I use NATO. It’s ingrained, and it works well. Often when people substitute other words, they don’t substitute good ones and it doesn’t make things any clearer.

This. If you’re working with people who are familiar with the NATO alphabet (e.g., military people, or any people in a war zone), your communication with them will be less clear if you use alternate words. That’s kind of the whole point of language, to not have everyone use their own words.

I’ve worked with a lot of Brits over the years, so I might be able to understand someone who talked in Cockney rhyming slang. But they’d have to go slower.

Another thing I meant to mention but forgot - The NATO phonetic alphabet was designed to make communication easier over radio, which is often garbled and can drop out. So it’s not just about using words that start with the intended letter, it works because when everyone is using the same standardized alphabet, it has a good chance of being understood even if the listener only hears parts of the words. An example:

“Overwatch Control, Dustoff three-zero”
“Go ahead, three-zero”
staticree zero has a mission reqstatic at coordinstatic Wstatickey staticango Foxtstatic seven-one-thrstatic-six-zerstatic-niner”

Chances are good that Overwatch Control got the coordinate WTF 7-1-3-6-9 on the first pass without asking Dustoff to repeat.

And even after all that, you still had a drop-out. I heard WTF 7-1-3-6-0-9. :smack:

And funnily enough I’ve sometimes seen the car name misspelled “Cutlass Sierra”.

Not an Archer fan, I take it?

No dropout, the missing zero was a typo on my part! :smiley:

That’s how I would’ve spelled it. Oops! :slight_smile:
Count me as another using solely NATO since the 1980s and my Marine Corps days.

And then there’s the good old USA, U as in Europe, S as in Especially, A as in Eight.

Roger, out.

funnier yet is GMC sells the Sierra full-size pickup. And for a number of years sold both the Olds Cutlass Ciera and GMC Sierra at the same time.

I love this sketch.

Not exactly the same thing, but I had a woman on the phone say this to me the other day when telling me her first name:

“Autumn, like the month”.
mmm

I guess Sierra is a popular name for vehicles. Here’s a review for yet another popular Sierra. A real nice mochine!

I don’t actually know the NATO alphabet well but try to use it. But sometimes people will respond with different words. Like I said “That’s D, Delta” and they responded “David?”

And the response is, “Duh.”

Never did the NATO or military or pilot or police thing, but I do occasionally find a need to get excruciatingly clear in spelling something out.

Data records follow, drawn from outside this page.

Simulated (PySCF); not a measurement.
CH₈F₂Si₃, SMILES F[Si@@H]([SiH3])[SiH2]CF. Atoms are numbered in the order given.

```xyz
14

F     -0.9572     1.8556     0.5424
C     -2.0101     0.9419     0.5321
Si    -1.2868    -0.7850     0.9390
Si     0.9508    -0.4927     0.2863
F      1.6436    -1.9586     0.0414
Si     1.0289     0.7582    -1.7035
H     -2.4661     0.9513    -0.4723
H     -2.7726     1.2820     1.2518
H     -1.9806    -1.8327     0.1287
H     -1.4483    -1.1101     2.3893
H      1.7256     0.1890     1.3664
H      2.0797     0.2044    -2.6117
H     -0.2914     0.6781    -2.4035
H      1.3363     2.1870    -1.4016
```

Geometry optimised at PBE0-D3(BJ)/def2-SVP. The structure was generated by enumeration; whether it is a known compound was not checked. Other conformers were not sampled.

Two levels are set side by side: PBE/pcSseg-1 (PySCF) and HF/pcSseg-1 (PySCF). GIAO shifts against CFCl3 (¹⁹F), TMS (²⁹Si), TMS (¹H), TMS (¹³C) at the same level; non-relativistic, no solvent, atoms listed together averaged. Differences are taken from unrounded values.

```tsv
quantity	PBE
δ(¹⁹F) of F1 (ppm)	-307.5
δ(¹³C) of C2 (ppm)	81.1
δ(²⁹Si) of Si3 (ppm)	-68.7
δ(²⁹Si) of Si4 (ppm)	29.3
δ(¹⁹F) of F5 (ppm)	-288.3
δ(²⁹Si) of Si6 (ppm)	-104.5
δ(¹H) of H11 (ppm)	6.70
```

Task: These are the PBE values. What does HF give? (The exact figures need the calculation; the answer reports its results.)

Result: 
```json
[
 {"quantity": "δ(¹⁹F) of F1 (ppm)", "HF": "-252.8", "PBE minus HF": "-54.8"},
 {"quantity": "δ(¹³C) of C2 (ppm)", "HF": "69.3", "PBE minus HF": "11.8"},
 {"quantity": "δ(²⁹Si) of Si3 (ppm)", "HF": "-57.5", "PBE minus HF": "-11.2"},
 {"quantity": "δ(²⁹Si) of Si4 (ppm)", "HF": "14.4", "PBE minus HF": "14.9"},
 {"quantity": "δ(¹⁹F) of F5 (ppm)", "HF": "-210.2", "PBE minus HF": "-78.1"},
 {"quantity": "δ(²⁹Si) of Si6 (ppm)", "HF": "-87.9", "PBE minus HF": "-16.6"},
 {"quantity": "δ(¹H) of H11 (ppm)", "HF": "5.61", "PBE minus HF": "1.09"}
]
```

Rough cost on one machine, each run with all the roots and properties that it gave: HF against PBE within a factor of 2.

In the IT field my colleagues and I will help each other out with one of us reading passcodes or license keys while another enters the characters into an online field or software window that’s made to receive such data. We’ve settled on a quirk amongst us: We used to have to interrupt the flow of words with “capital ___” but sometimes that word was interpreted as “C” and whatever letter followed. So I suggested we use common words for lower-case letters, numbers for numbers, and people’s names for upper-case letters. The reasoning was that, at least in modern US culture*, we write people’s given names with a capital letter in the first position. Therefore sv6C would be read aloud as “stereo volume 6 Charlie”
Particularly with passwords and license keys getting longer and longer in the hope of thwarting algorithm-hackers and dictionary attacks, this has reduced our entry mistakes by about 80% and has greatly reduced the frustration of having to back-space through a dozen or more characters to correct “No, no…that character was supposed to be a capital! Did I forget to say that?”

–G!
*Japanese doesn’t distinguish upper/lower case in their kana or kanji.